RUSSIAN TV ACCUSES FORMER YELTSIN-ASSOCIATE OF FINANCIAL WRONG-DOING.

Publication: Monitor Volume: 3 Issue: 3

Russia’s most respected TV news show, "Itogi," is screening an investigation into the 1992 privatization of Russia’s aluminum industry. (NTV, "Itogi," December 28, January 5) Cropping up throughout the story is the figure of Oleg Soskovets, a former Yeltsin associate and Kremlin hawk who was sacked in disgrace last June. In the course of his Kremlin career, Soskovets was seen as the godfather of Russian metal-producers. The first program alleged that Soskovets had used his post as first deputy prime minister to help cronies privatize valuable Russian raw materials producers, and that he had turned a blind eye when the companies were sold at prices far below their real value. The second program, screened last night, went on to accuse Soskovets of links with organized crime. It also implicated former security service chief Mikhail Barsukov and former Yeltsin bodyguard Aleksandr Korzhakov. The program was at pains to stress that Yeltsin himself was unaware of any skullduggery until June 1996, when he abruptly sacked Soskovets, Korzhakov, and Barsukov at the height of the presidential election campaign.
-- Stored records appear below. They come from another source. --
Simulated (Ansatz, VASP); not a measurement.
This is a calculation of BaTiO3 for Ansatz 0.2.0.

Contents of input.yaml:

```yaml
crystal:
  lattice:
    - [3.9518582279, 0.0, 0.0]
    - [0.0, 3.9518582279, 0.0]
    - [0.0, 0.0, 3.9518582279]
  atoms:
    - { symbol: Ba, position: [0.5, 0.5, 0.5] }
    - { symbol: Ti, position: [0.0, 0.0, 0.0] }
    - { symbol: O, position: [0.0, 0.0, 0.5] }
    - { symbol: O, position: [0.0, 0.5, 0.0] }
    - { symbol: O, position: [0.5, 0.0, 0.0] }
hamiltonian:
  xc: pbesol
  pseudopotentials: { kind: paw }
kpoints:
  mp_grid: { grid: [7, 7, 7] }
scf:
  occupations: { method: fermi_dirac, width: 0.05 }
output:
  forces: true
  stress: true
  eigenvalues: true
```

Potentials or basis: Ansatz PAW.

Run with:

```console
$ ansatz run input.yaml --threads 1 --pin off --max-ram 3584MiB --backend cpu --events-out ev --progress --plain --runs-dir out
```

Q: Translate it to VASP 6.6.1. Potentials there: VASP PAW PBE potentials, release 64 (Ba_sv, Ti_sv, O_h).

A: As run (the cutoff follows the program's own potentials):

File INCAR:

According to Radio Liberty’s Moscow bureau chief, Savik Shuster, today’s Russians view "Itogi" in the same way that they used to read Pravda–to find out who is up and who is down in the Kremlin. (Financial Times, January 4) Then, as now, Kremlin leaders were not just individual personalities but also represented major interest groups. Soskovets has been under regular attack in the media since his ouster. But this latest expose may indicate more than just a settling of scores and is perhaps a prelude to the leveling of criminal charges. It is likely to be seen, moreover, as a sign that the group of seven financiers who bankrolled Yeltsin’s reelection campaign and came to political power when he won his second term are jockeying to take over the industrial empire their ousted rivals once controlled. This latest assault on Soskovets seems therefore to be a skirmish in the larger war waged by Russia’s financial barons for control over Russia’s valuable — and murkily privatized — raw materials.